Reforming Social Security

Federal lawmakers have a very, very special offer for some
5 million teachers, law-enforcement officials and other
state and local employees around the country. They want to
give those employees a chance to enjoy all the benefits of
Franklin Delano Roosevelt's greatest New Deal legacy, the
Social Security program. In fact, lawmakers consider this offer
so thoughtful and generous, they may make it one that
employees can't refuse by passing a law making their
participation mandatory.

State employee groups have responded with all the
enthusiasm of German soldiers being dispatched to the Russian
front. Said Robert Scully, executive director of the National
Association of Police Organizations Inc, in a letter last month to
President Clinton, a "proposal of mandatory Social Security
taxes for public safety officers is one of the greatest and most
detrimental attacks on public safety labor organizations and
their respective members."

Said a spokesman for the 40,000-member United Teachers
of Los Angeles, "[L]et's call this what it really is -- a bailout of
the Social Security trust fund on the backs of school teachers
and other state and local workers who did not create the
problem."

Wrote the heads of five government retirement associations
in Ohio, "The anger among millions of working adults and
retirees and subsequent political backlash that will likely follow
if mandatory coverage is imposed is disturbing to contemplate."

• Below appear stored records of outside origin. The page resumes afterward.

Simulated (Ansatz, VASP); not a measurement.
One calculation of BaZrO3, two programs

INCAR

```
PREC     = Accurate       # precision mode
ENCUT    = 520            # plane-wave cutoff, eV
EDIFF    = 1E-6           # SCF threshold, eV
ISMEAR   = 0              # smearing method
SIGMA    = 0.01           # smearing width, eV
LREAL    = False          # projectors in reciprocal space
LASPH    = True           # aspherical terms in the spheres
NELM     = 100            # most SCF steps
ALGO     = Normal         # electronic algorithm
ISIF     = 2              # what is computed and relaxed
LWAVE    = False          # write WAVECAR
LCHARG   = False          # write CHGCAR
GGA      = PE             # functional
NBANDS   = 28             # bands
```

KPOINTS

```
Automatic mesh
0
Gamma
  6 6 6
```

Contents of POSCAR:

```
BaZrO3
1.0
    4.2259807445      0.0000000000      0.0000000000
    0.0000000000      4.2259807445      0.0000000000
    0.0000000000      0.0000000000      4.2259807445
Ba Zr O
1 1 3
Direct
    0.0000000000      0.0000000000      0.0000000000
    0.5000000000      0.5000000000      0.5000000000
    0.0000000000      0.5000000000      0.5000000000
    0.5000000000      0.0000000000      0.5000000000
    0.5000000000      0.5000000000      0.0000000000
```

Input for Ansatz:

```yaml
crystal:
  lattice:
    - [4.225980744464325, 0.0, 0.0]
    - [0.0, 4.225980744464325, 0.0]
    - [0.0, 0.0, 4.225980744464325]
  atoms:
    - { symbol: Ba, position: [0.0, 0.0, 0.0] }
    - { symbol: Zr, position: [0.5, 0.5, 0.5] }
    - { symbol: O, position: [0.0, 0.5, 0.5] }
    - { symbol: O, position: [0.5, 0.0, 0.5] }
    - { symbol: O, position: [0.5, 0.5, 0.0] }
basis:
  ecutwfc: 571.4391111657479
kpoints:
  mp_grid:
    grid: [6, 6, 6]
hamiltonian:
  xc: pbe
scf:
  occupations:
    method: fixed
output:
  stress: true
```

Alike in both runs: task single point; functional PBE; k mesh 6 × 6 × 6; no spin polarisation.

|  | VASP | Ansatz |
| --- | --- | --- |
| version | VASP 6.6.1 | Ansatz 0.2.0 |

It's not hard to understand their anger. Mr. Roosevelt's
grand plan to reduce dependence in old age has been reduced
to a pyramid scheme on the verge of collapse. Even those for
whom the system is "working" -- baby boomers who will get
back little more than they paid in, even less for those who
follow -- could have made sounder investments buying
swampland in New Jersey. This is the retirement system that
President Clinton and congressional leaders now say they want
to save.

The fact is that the only way to provide real social security
is to begin to allow people to save for their own retirement.
There are a host of plans on the table allowing just that.
Impeachment proceedings or no, lawmakers in both houses
should move expeditiously to take them up.

Senate Finance Committee Chairman William Roth, the
panel where Social Security Reform is likely to begin, has a
plan that would leave the existing system untouched but would
use budget surpluses to create personal retirement accounts for
all working Americans. Sens. Pat Moynihan and Bob Kerry
propose to divert 2 percent of payroll taxes into personal
accounts but would allow for increases in both the taxable
wage base and tax rate. Sen. Rod Grams would, among other
things, allow workers to shift 10 percent of their payroll taxes
to individually held personal retirement accounts and would
finance the transition by cutting federal spending 5 percent
across the board.

Still another plan, which has the advantage of being
politically possible, comes from Sens. Judd Gregg and John
Breaux and Reps. Jim Kolbe and Charles Stenholm. It would
allow workers to put 2 percent of payroll taxes into personal
accounts modeled on the Federal Thrift Plan. It also guarantees
the social "safety net" by stipulating that anyone who works for
40 years would receive a benefit equivalent to at least 100
percent of the poverty level.

Exactly where the administration is on all this isn't clear. Mr.
Clinton has so far refused to put up his own plan for
consideration, notwithstanding offers from Republicans to
introduce it as is. Republicans are naturally leery of going ahead
without him for fear that he will use any reform proposal to
attack them for doing away with Social Security.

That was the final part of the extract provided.